STEP 2: BANK ACCOUNT OPENING AND BRINGING IN THE PAID-UP CAPITAL
Following name clearance, the next step is to open a bank account in the proposed company’s name with any scheduled bank in Bangladesh. This account will act as the primary financial hub for the company’s operations. After the account is opened, the foreign shareholder must remit funds equivalent to their shareholding into this account. This capital injection is a critical prerequisite for the incorporation process, demonstrating the shareholder’s financial commitment to the company.
STEP 3: UPLOADING DOCUMENTS ON THE RJSC WEBSITE
Once the bank account is operational and the paid-up capital has been injected, the next step involves uploading the necessary documents to the RJSC website. This includes scanned copies of Form IX and the Subscriber Page, along with the Encashment Certificate, which confirms the foreign currency has been converted and deposited into the company’s bank account.

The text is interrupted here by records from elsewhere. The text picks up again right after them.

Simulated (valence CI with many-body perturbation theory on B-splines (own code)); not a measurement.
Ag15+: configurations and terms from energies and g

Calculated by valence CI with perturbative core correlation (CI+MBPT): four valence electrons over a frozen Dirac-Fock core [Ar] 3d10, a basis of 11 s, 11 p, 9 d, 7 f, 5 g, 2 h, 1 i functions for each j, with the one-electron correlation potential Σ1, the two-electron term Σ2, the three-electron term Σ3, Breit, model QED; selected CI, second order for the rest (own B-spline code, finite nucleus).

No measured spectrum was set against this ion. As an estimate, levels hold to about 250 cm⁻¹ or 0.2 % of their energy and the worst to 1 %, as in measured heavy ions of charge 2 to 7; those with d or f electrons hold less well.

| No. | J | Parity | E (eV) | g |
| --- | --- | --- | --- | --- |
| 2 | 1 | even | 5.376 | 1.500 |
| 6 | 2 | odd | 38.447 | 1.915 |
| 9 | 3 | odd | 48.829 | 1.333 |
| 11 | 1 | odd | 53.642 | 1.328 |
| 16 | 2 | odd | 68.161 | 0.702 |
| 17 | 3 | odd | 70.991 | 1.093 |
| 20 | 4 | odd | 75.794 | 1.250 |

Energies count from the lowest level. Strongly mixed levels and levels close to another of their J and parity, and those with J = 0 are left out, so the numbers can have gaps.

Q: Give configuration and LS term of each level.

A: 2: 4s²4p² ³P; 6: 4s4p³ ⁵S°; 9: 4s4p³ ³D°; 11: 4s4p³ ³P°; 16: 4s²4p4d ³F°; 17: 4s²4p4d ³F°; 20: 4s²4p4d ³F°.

STEP 4: VERIFICATION OF ENCASHMENT CERTIFICATE
After the documents are uploaded, the RJSC conducts an initial verification. If the RJSC officials are satisfied, they will issue a letter to the bank that provided the Encashment Certificate to confirm the authenticity of the funds. Upon receiving a positive response from the bank, RJSC moves forward with the final steps of the registration process.
STEP 5: INCORPORATION
Once all verifications are complete and RJSC is satisfied with the documentation and the legitimacy of the financial transactions, the final step is the issuance of the incorporation documents. RJSC will digitally sign and issue the Certificate of Incorporation, Memorandum of Association (MoA), Articles of Association (AoA), and Form XII. These documents are then sent to the email address associated with the RJSC account, officially marking the completion of the company registration process.
BENEFITS OF LTD COMPANY
- Limited Liability: Protection of shareholders’ personal assets from company debts.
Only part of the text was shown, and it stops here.